Pruitt’s climate message now official
Environmental Protection Agency chief Scott Pruitt has long insisted it is difficult for scientists to measure precisely the extent to which humans cause climate change.
Now EPA’s regional staff members engaging with local communities and American Indian tribes have been instructed to push the same message too.
This week, EPA staffers received an email instructing them to underscore the uncertainties about how human activity contributes to climate change.
Here are a few of the “talking points” in the email, first reported by HuffPost and confirmed by The Washington Post:
• “Human activity impacts our changing climate in some manner. The ability to measure with precision the degree and extent of that impact, and what to do about it, are subject to continuing debate and dialogue.”
• “Clear gaps remain including our understanding of the role of human activity and what we can do about it.”
Pruitt and other administration officials and President Donald Trump repeatedly and publicly have highlighted uncertainty about the role humans have played in contributing to the warming of the planet since becoming EPA administrator. Now it’s official internal guidance.
Consider how closely the talking points match Pruitt’s rhetoric during a March 2017 interview on CNBC, with the use of words such as “precision,” “impact” and “debate” that also appear in the memo:
“I think that measuring with precision human activity on the climate is something very challenging to do and there’s tremendous disagreement about the degree of impact, so no, I would not agree that it’s a primary contributor to the global warming that we see . ... We need to continue the debate and continue the review and the analysis.”

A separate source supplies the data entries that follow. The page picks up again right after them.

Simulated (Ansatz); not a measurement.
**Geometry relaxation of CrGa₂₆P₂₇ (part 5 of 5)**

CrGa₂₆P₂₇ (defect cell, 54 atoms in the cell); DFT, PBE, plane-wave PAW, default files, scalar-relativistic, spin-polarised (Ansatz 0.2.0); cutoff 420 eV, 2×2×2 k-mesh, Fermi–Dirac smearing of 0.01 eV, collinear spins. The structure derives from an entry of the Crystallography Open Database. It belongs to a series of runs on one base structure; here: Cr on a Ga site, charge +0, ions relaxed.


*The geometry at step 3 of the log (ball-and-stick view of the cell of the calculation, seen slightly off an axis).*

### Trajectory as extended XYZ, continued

Yet some of the talking points are also at odds with the vast majority of climate scientists abroad and at home. A 2017 interagency report by federal scientists concluded that “it is extremely likely that human influence has been the dominant cause of the observed warming since the mid-20th century.”
The talking points appear to be an effort to narrow the gap between what Pruitt and the rest of the EPA bureaucracy say publicly about climate change.